22/322 crash raises concerns about 11/15 work next summer

DAUPHIN, Pa. (WHTM) – A crash on Route 22/322 in Dauphin County early Monday really fowled up the morning commute.

Around 6 a.m. police said a tractor trailer driver lost control in the eastbound lanes just past the Rockville exit in Middle Paxton Township. The tractor trailer, carrying live chickens, ended up on its side and on fire. Chickens crossed the road, but it was no joke.

The crash closed Route 22/322 in both directions.

“Well, getting to work today is pretty much an impossibility,” said Miranda Metz of Middle Paxton Township.

Some people waited it out until the eastbound lanes reopened. Others fought backlogs on Route 11/15.

Next summer, that will not be an option. PennDOT plans to close Route 11/15 near Marysville for 90 days beginning in May. They will clear the rock slopes and do work to prevent rock slides.

“It was constructed in the 1930’s. It’s time we go back there and clean up the slopes and we feel that we have to do that,” said Mike Keiser, district executive for PennDOT. “I wish there was a way we could do it without closing the roadway.”

People who travel through that area often are concerned.

“When they shut down 11/15, too, I’m honestly not even exactly sure what we will do,” Metz said. “Through Halifax to Tower City and back in – by the time you get to do that, that’s an hour-and-a-half to two hours.”

Keiser said if a crash happens on Route 22/322 next summer, they have an incident management plan.

“They’re the what-ifs. Who do you contact? And again coordination with local police, state police,” Keiser said. “Is it something that we can step away from and manage until the peak traffic volumes are off the roadway, and go back and recover the truck at a better time frame so we’re not interfering with commuter traffic?”

PennDOT is also considering shortening the construction time frame.

“Can we do that in 10 weeks? Something like that. Try to get incentives for the contractor to minimize that,” Keiser said. “If there was a problem with the rock slope, we could’ve been in a situation where both of them were closed this morning. I think if you step back and you look at it from that perspective, then you say wow, you really have a problem,” he said.

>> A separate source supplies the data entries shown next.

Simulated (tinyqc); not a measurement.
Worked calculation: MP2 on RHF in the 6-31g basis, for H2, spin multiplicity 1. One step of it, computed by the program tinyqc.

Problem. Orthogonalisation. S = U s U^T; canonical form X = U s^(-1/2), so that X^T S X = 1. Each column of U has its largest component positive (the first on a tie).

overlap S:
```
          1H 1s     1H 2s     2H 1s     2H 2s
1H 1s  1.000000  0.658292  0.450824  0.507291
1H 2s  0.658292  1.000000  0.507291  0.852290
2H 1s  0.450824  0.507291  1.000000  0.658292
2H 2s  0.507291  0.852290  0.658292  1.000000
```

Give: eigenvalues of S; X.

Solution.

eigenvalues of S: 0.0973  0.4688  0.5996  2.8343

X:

Drivers seem to understand that.

“I mean, it’s frustrating, but I also understand the situation,” Metz said. “It’s part of the topography of the area.”

Keiser is asking drivers to have patience and to help by using caution.

“We see a lot of folks out there that are making some decisions that you just wonder, hey, you’re trying to get to work a minute quicker,” Keiser said. “Is it really worth it?”